Search code examples
calgorithmaverage

Calculate average value of a sensor data stream


Is there a feasible way to calculate a running average of an incoming stream of sensor data? I get multiple samples a second and the stream can run for several hours, so accumulating the values and keeping track of the amount of samples seems not feasible. Is there a more pragmatic approach to this problem, maybe with the sacrifice of accuracy? The best solution I came up so far is an IIR implementation as x[n] = 0.99*x[n-1] + 0.01*y but this is not really giving the average as I need it.


Solution

  • Calculating an exact average requires the sum of samples and a count of samples. There is not really a way around that.

    Keeping an average, A_N, and updating it for a new sample:

    A_{N+1} = (A_N * N + s_{N+1}) / (N+1)

    is completely equivalent to keeping a sum (which is equal to the term A_N * N) so that is not a solution.

    The potential problem with keeping a sum of samples is that the exact value may exceed the number of significant bits in the representation (whether it is integer or floating-point).

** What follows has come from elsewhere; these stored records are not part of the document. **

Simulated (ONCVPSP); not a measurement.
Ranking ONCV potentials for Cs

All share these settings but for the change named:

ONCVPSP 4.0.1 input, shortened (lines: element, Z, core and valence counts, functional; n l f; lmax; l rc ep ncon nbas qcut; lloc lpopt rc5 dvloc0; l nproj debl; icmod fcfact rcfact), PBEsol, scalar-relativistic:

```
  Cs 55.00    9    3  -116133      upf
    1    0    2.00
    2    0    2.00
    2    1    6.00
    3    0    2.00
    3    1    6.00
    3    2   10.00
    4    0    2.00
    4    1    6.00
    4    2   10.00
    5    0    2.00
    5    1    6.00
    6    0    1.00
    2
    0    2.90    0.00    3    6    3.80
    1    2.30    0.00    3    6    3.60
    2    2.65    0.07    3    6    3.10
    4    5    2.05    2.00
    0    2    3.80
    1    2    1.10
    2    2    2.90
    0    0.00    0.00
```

    To get around that (in case the maximal integer size is not sufficient), either a library for arbitrary large integers or a "home-made" solution can be used.

    A home-made solution could be to keep "buckets of sums" either with a fixed number of samples in each bucket or with a count per bucket. The average could then be calculated as a weighed average of the per-bucket averages using floating-point calculations.